The transistor turns sixty

As described in last month’s Pioneers’ Page, an early method for amplifying electric signals to produce sound was the carbon microphone. By the start of the 20th century, thermionic valves (or vacuum tubes) were being used for amplification in many types of equipment, from telephone systems to radio sets.

Some readers might remember how, in the first half of the last century, radios containing valves took a while to warm up before sound could be heard. The glow of these sets may have created a cozy atmosphere, but they were hardly portable. And vacuum tubes not only gave off heat: they were also bulky and fragile. It was not until the 1940s that a breakthrough came. It made possible today’s digital world.

Semiconductor research

Some materials can both conduct electricity and resist its flow. Called semiconductors, they include the elements germanium and silicon. Under the influence of electrical fields they can either amplify a signal or close a circuit. The use of crystals to receive radio waves goes back to the late 19th century, and research into using such "solid-state" materials was carried out in the 1920s and 1930s. However, there was incomplete understanding of how these worked.

In 1945, a team of physicists at Bell Telephone Laboratories, in New Jersey, United States, was asked to investigate the topic. The team was led by William Shockley, with John Bardeen and Walter Brattain. After two years, Bardeen and Brattain discovered how to make an amplifying circuit using germanium, which they showed to Bell executives in December 1947. It later became known as the transistor — and 2007 sees the 60th birthday of one of the most important pieces of technology ever invented.

How it worked

In 1956, Bardeen, Brattain and Shockley shared the Nobel Prize for physics "for their researches on semiconductors and their discovery of the transistor effect." It works because pure germanium or silicon are good insulators. But if contaminated, or "doped", with other substances, they produce either a surplus of negatively charged electrons, or steal electrons from the semiconductor to produce "holes" that can carry a positive charge. If you place a negative electrode against a semiconductor with negative carriers, the current is blocked. The insulating property can be removed by electrically injecting positive "holes" that attract the negative carriers.

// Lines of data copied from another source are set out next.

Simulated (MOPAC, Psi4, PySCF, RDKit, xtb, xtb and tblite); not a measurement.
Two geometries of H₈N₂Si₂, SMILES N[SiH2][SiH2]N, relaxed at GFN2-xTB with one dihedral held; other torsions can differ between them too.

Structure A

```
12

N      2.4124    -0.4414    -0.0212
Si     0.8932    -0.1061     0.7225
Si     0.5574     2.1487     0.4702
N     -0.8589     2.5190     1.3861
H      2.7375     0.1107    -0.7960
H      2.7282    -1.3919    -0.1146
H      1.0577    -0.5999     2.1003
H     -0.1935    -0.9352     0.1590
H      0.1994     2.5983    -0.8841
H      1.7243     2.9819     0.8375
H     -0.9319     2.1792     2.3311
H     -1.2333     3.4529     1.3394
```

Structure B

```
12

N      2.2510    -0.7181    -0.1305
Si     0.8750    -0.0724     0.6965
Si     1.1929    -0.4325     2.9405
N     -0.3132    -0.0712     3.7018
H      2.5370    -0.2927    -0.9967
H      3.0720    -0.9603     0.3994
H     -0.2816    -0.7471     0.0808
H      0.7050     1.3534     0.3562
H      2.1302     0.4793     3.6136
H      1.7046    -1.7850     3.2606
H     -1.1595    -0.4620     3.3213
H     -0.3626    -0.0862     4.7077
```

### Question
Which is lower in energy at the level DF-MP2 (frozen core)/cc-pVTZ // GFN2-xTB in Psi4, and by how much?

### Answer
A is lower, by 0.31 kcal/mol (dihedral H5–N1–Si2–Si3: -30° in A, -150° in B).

The world’s first transistor was a "point-contact" type. It was overtaken by the "junction transistor" invented by Shockley in 1948, which comprised a "sandwich" of three regions of germanium. This blocked the flow of electricity both ways until a small current was applied to the middle region to let a much larger current flow through the whole device. Thus, the transistor could act as either a switch or an amplifier. The new technology could produce controllable conductivity — at low cost, little power, small size and good durability.

A mass-market, mobile device

In 1954, the Regency TR-1 transistor radio was launched as the world’s first mass-produced, mobile communication device Steven Reyer

Hearing aids were the first application for transistors. Then, in 1953, the first ever radio using a transistor was demonstrated by the German company Intermetall at the Düsseldorf Radio Fair. In fact, it used four "transistrons" developed independently by German physicists Herbert F. Mataré and Heinrich Welker.

In the United States the following year, two companies, Texas Instruments and Industrial Development Engineering Associates, cooperated to make the "Regency TR-1" that was advertised as "the world’s first pocket radio".

This portability began a revolution. No longer was a radio a piece of living-room furniture; now, it was a personal accessory. The TR-1 was small but expensive (USD 49.95, or about USD 400 today), and it was soon overtaken by transistor radios manufactured in Japan. Nevertheless, with parts that were specially designed to fit its size, the TR-1 had heralded the development of miniature electronic components.

Transistor technology had other, far-reaching effects. An expert on the first transistor radios, Dr Steven Reyer, Professor in the Electrical Engineering and Computer Science Department at the Milwaukee School of Engineering, United States, has described the TR-1 as "in some ways, really ushering in the beginnings of the information age. That is, many of the electronic devices that we have today are based on the transistor in one form or another — either individual transistors, as appeared in this radio, or, in the case of personal computers, many millions of transistors embedded in integrated circuits".

Heading for Silicon Valley

Using transistors based on silicon, those integrated circuits (or microchips) revolutionized the world of computing. They were spearheaded by William Shockley. After leaving Bell Labs in 1955, he directed a semiconductor research and manufacturing company at Mountain View, California, United States. Colleagues went on to form Fairchild Semiconductor Corporation, which developed some of the first integrated circuits at a location that became part of "Silicon Valley".

Shockley later became a professor at nearby Stanford University. A meeting was held there in 2002 to remember those days. It confirmed (and to answer the question posed in last month’s Pioneers’ Page) that "Shockley is the man who brought silicon to Silicon Valley."